WTO Director General Pascal Lamy’s speech Wednesday at the University of California Berkeley is an outstanding survey of the value of global trade, even more valuable when the financial crisis is shaking global economies and public confidence. Facts, figures, history and the proper emphasis on multilateral trade negotiations (with only a passing nod to the shibboleth of global climate regulation, a guaranteed economy-killer):
Among the most disastrous political decisions taken in the wake of the Crash of 1929 was the passage of the Smoot-Hawley Act, signed into law on June 17, 1930. The idea of this ill-conceived legislation was to protect US farmers – a notion popular in many WTO member governments to this day. As farmers pressed to have greater protection from imports, many other industries joined the queue of lobbyists and as they often do, these lobbyists succeeded in gaining protection for their industries. Duties of more than 60% were slapped on 3,200 imported products, lifting overall average tariffs by about 20%. If the idea was to curb imports, Smoot-Hawley was a fantastic success – by 1933 imports had fallen from $4.4 billion to $1.3 billion while exports fell 69% over that same period to $1.6 billion. But there was an unintended consequence to Smoot-Hawley – its contribution to an economic depression. Smoot-Hawley touched off a domino effect of retaliation and counter-retaliation among trading partners which provoked a severe contraction of international trade, depressed growth and rising unemployment around the industrial world. From 1930 to 1932 the unemployment rate soared from 8.7% to 23.6% and remained at more than 14% for the remainder of the decade.

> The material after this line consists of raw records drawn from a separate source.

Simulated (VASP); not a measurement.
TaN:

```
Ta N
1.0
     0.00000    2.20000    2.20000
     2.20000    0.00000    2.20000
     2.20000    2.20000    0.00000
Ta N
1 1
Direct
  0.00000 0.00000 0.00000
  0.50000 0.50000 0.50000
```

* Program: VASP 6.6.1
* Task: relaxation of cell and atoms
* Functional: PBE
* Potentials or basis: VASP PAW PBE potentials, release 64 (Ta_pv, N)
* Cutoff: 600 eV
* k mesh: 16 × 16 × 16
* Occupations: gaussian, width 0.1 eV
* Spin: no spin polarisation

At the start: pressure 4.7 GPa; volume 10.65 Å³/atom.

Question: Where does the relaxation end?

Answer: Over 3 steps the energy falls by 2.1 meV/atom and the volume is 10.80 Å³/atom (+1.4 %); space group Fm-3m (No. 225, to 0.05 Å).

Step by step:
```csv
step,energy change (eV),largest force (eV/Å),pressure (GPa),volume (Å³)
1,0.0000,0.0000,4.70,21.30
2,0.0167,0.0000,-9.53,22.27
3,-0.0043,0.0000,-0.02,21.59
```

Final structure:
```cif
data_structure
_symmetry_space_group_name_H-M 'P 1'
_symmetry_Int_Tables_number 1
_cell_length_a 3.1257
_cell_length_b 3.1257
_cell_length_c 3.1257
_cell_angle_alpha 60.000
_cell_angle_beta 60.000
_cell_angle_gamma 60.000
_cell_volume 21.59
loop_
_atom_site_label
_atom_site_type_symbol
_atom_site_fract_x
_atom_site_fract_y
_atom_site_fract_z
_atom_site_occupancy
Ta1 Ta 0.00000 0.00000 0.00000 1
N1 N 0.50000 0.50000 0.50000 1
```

How did the collapse of trade contribute to this? One reason is that contrary to the conventional wisdom, imports are good for you. A great many Americans were then and are today employed in sectors linked to imports. Parts needed for manufacturing became dearer if they could be found at all. The soaring jobless rate was also a product of the response from other countries which were anything but pleased to be the target of trade sanctions. Predictably, these countries retaliated. US exports to Europe, for instance, declined from $2.3 billion in 1929 to $784 million in 1932. Globally trade contracted by 60% between 1929 and 1932.
If there’s anything good to be found in the financial crisis, it’s that it encourages a study of history, a study that study destroys the arguments for protectionism when economies fall into recession or depression.